> > Is a square a rectangle? When did the geniuses of the Math world come > > up with that one? If you refer to Webster, a square is a > > parallelogram with 4 EQUAL sides and 4 right angles. Wouldn't that > > rule out a rectangle? Sorry, but I'm no math wiz, just wondering why > > my daughter got that answer wrong on a math quiz. Would love this > > explained in Laymons Terms. :)
John Conway answered the question asked as the "subject" of the header.
Walter Whiteley gave what seems to me an excellent explanation in layman's terms.
Adding my two cents may be more than you want or need, but here goes.

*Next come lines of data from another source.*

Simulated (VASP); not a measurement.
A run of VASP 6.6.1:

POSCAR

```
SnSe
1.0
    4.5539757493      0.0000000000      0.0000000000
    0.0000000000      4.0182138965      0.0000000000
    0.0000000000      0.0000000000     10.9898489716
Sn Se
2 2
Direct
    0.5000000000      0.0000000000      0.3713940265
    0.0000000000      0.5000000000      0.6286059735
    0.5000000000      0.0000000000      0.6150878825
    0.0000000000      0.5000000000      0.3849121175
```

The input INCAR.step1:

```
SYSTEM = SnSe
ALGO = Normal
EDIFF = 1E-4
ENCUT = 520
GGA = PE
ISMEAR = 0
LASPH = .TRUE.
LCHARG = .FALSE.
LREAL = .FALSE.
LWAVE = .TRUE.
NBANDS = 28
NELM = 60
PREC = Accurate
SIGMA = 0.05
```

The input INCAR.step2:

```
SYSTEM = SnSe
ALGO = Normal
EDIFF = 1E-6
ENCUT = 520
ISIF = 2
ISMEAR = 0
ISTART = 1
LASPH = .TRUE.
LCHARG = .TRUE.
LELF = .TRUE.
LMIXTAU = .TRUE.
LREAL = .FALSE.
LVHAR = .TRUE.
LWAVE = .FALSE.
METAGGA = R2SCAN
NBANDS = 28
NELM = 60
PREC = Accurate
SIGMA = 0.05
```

Yes, a square is a rectangle. I do not know just when math textbooks undertook to make this clear, nor do I know at what level of math it is explained. It would not surprise me to see kindergarten or preschool teachers pointing to a shape saying "This is a square," and to another shape saying "This is a rectangle." They are not wrong, but certainly their methods lead to misconceptions that need to be set aside as students begin to learn the way math "works".
The Webster's edition I use gives as definition for "square": "A rectangle with four equal sides." American Heritage Dictionary's definition is essentially the same: "A rectangle having four equal sides." Both dictionaries define a rectangle as "a parallelogram with a right angle". You did not tell whether you looked up "rectangle" in Webster, but I suspect that if you do, you will see that by the definition you find there, a square will be included as a rectangle. In any case, a parallelogram with four equal sides and four right angles is a rectangle; "rectangle" is not ruled out.
Check out your daughter's textbook, if she's using one. As Walter Whiteley said, some elementary texts get this tangled up. Then if the teacher doesn't make the situation clear, the student loses.